It is fairly rare in Minnesota for there to be a dissent in a Minnesota Supreme Court decision regarding attorney discipline, but we have one this week in the case of Mr. Shawn Patrick Siders, who is suspended from the practice of law for two years after having been criminally charged with an attempt to pay a 15-year-old girl to have sex with him.
Justice McKeig, joined by Justice Lillehaug, dissented from the discipline proposed by the Office of Lawyers Professional Responsibility and approved by the majority of the Minnesota Surpeme Court. Justices McKeig and Lillehaug believe the discipline meted out to Mr. Siders was too lenient.

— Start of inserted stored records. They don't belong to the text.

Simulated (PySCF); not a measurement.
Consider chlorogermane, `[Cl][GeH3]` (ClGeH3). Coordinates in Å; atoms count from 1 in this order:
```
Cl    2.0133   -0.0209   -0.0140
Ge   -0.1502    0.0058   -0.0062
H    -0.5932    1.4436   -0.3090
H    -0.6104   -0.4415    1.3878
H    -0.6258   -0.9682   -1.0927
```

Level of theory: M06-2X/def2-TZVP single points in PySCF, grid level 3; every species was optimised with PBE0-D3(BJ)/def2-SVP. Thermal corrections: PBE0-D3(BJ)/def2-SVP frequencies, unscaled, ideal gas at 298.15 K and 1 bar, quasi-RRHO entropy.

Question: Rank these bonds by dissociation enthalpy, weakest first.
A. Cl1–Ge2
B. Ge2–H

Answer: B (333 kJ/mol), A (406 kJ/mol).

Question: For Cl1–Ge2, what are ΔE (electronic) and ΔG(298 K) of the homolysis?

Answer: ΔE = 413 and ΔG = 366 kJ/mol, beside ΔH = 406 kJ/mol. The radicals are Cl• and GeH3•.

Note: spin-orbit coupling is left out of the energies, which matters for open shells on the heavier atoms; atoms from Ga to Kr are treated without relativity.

There are many directions that we can take in commenting on this recent decision and disagreement.
In no intentional order:
- Justice McKeig came to the Minnesota Supreme Court with as a highly regarded and distinguished judge at the trial court level with deep expertise in the context of family law. With that background, in comparison to others on the Minnesota Supreme Court, she probably has a far deeper understanding and appreciation of the overwhelming harms our society confronts (and, particularly girls and women) due to sexual exploitation and sexual predators.
- Justice McKeig’s dissent seems premised in part on the position that sexual predators tend to be serial predators and, therefore, evidence of a single bad act is often the proverbial tip of the iceberg. It does not seem to be a stretch to suggest that Justice McKeig’s may be informed by her deep experience as a trial court judge. On the other hand, we think the majority has the better argument that we do not impose discipline for a lawyer’s unknown but suspected wrongful acts (eve strong suspicions) (for obvious reasons, yes?).
- Attorney Siders apparently did not have sex with the 15-year old girl whom he allegedly solicited; it appears he simply tried to. Justice McKeig and Justice Lillehaug’s position is based, to some extent, on the proposition that, “It is no less dangerous to attempt a crime than to actually commit it.” This view has some profound truth to it but, at the same time, most people do not believe it and/or do not act like they do. Take, for example, two people fire a single gun-shot each into a crowd. One kills a person. The other’s bullet lodges harmlessly into the ground. Who thinks that each shooter should receive the identical criminal punishment? Who thinks they would receive the same criminal punishment? This might be an example of our irrationality (and the irrationality of our criminal justice system).
- The majority opinion recites that “the purpose of [our lawyer discipline system] is not to punish the attorney but rather to protect the public, to protect the judicial system, and to deter future misconduct by the disciplined attorney as well as by other attorneys.” Let’s take these points one-by-one. How, exactly, does barring such a lawyer from practicing law (that is, stripping the lawyer of his primary means of making a living) protect the public? Does it protect the judicial system? How? Does it deter future misconduct of the disciplined lawyer? Is there any evidence to suggest that it deters other lawyers from the same or similar misconduct?
We would suggest that stripping wrong-doers of their main source of income might not necessarily protect the public from the disgraced lawyer’s presumed predisposition for sexual misconduct. Query whether economic punishment has been shown to deter sexual misconduct. We wonder what the data show. Further, there is no evidence that the crime apparently committed by Mr. Siders, the disciplined lawyer, harmed the judicial system, per se (except that he failed to cooperate fully with the investigation into his wrong-doing).
As to the last point, however, presumably, it is true that it is added deterrent to Minnesota lawyers that sexual misconduct poses a threat of not only criminal liability but also to their ability to serve as lawyers.
In the end, very few people, if any, will be outraged by the fact of Mr. Sider’s suspension from the practice of law, whether a two-year or a three-year suspension. We might quibble and query, we might nibble at the edges of the reasoning, but our society seems to be FINALLY waking up to the pervasive and profoundly destructive role of sexual misconduct perpetrated, in large measure, against girls and women in our society. That is a good thing and long overdue.